Manchester United: Lingard hype shows how far England have fallen
The spotlight on Jesse Lingard is getting brighter, but the current attention and perceptions are just a sign as to how far England’s national pedigree has dropped.
Perhaps it’s the inevitable England fan World Cup year, can’t-be-helped sense of optimism, or perhaps it’s a case of many things happening at once…
Whichever way you look at it, social media and a rampant sense of irrational hope and belief have made this Jesse Lingard’s current perceived status: “Wow, this guy can play, he will be the real difference in Russia!”
It’s nice to have someone new to talk about and label as the ‘next big thing’ or the new ‘Messiah of English football’, but in this case, it hasn’t been earned yet.
Lingard just finds himself in a position of media attention when everything else around him isn’t quite going to plan.
The situation and circumstances of players are always different, but there are many factors that can be attributed to this wave of bizarre hype.
Late bloomer Lingard
The competitiveness of today’s modern game, especially at the top-end of the spectrum, is incomparable.
So much so that if you’re not catching the eyes of scouts by the age of six or seven, you’re already ‘behind the curve’.
With this situation being the way it is, especially in the Premier League, whenever a player makes a mark from out of nowhere, he is very raw and youthful.
At Old Trafford, the last few years have produced players who’ve brought this instant bang.
Marcus Rashford, James Wilson and Adnan Januzaj are all examples who’ve come into a United side and scored goals on their respective debuts – all of them were 18.
The case is very different for Lingard. He didn’t make his first appearance until he was 21 and didn’t score his first goal until he was 22.
The argument can be made that one of those comparatives is an out-and-out striker, but from an attacking sense, the point stands. He’s four years behind the milestones.
While Wilson hasn’t made an England appearance, Rashford has, at 18. Lingard had to wait until he was 23.
Lingard is a modern-day late bloomer, and while there’s nothing wrong with that, it needs to be remembered that he’s turning 26 this year.

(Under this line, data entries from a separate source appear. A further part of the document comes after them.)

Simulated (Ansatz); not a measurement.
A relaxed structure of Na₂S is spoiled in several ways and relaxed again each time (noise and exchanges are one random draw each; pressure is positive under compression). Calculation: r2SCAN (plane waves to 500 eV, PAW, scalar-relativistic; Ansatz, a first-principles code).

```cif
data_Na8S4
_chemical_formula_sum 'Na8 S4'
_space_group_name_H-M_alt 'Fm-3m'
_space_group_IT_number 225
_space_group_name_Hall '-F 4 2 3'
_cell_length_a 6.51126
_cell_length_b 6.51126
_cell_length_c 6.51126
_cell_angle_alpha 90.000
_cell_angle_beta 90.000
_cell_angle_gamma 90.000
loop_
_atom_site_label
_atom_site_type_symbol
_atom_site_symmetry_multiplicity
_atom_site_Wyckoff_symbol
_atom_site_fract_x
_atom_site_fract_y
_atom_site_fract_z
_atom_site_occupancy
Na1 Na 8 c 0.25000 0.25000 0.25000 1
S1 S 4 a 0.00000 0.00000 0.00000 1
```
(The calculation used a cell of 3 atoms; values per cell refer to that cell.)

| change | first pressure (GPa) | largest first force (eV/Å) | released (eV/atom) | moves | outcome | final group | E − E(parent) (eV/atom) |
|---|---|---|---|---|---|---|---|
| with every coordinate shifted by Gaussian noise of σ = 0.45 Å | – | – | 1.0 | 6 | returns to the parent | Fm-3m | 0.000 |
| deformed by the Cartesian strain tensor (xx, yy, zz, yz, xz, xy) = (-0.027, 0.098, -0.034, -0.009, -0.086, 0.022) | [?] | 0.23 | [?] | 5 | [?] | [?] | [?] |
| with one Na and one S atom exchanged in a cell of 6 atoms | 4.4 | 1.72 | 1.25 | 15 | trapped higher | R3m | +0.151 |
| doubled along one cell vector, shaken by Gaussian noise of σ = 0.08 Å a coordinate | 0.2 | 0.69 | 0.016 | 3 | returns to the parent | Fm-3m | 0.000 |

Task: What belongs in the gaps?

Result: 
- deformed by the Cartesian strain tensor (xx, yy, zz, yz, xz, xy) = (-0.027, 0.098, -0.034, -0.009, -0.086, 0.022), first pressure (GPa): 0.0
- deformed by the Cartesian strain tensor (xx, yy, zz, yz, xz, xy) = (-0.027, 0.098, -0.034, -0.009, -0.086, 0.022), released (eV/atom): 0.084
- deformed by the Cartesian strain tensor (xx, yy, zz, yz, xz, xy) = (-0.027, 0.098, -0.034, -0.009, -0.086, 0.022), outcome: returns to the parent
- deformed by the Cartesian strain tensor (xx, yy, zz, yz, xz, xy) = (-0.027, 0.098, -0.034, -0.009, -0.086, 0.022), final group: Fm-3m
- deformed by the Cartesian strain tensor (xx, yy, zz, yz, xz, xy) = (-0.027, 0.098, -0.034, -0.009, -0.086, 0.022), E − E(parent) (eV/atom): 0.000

His age is often forgotten, or not known, and his image slips into the same bracket that the likes of the aforementioned Rashford and Januzaj found themselves in when they first burst onto the scene.
Timing helping Lingard
Every player that comes to the fore does so in their own way.
Jesse Lingard, though, seems to have developed a knack for popping up in the right place at the right time.
His numbers aren’t exactly flattering: eight goals and four assists aren’t bad, but it’s the manner, the timing and the situations that can be attributed to his ‘rise’ this season.
It’s been a strange campaign for Manchester United. Performances are being questioned, certain players are being questioned, and football wouldn’t be football with Jose Mourinho being questioned.
There’s been controversy, surprise defeats, media outbursts and ‘boring’ football.
Lingard has done his best to deflect it – but in reality, he’s only made a difference a few times.
He scored an injury-time equaliser to grab his second at home to Burnley; he scored two goals away at Arsenal, and he came off the bench to grab the winner against Chelsea.
Other than that, he hasn’t really contributed an awful lot.
What has benefited him, though, and where he has been ‘fortunate’, is the timing of his goals. At home to Burnley, he spared the blushes, away at Arsenal is a big game, and as long as Mourinho is at the helm a victory over Chelsea will always be a sweet taste.
If these five goals had been scored at home to a Brighton, West Ham or Stoke City, then it’s unlikely he’d be receiving the praise he is.
Paul Pogba scrutiny helping Lingard
After making the switch from Juventus two summers ago, many expected Paul Pogba to make waves in the Premier League.
In reality, it hasn’t yet worked out for the Frenchman.
In and out of the team, media scrutiny and lack of good performances have hampered Pogba in his second season back in England.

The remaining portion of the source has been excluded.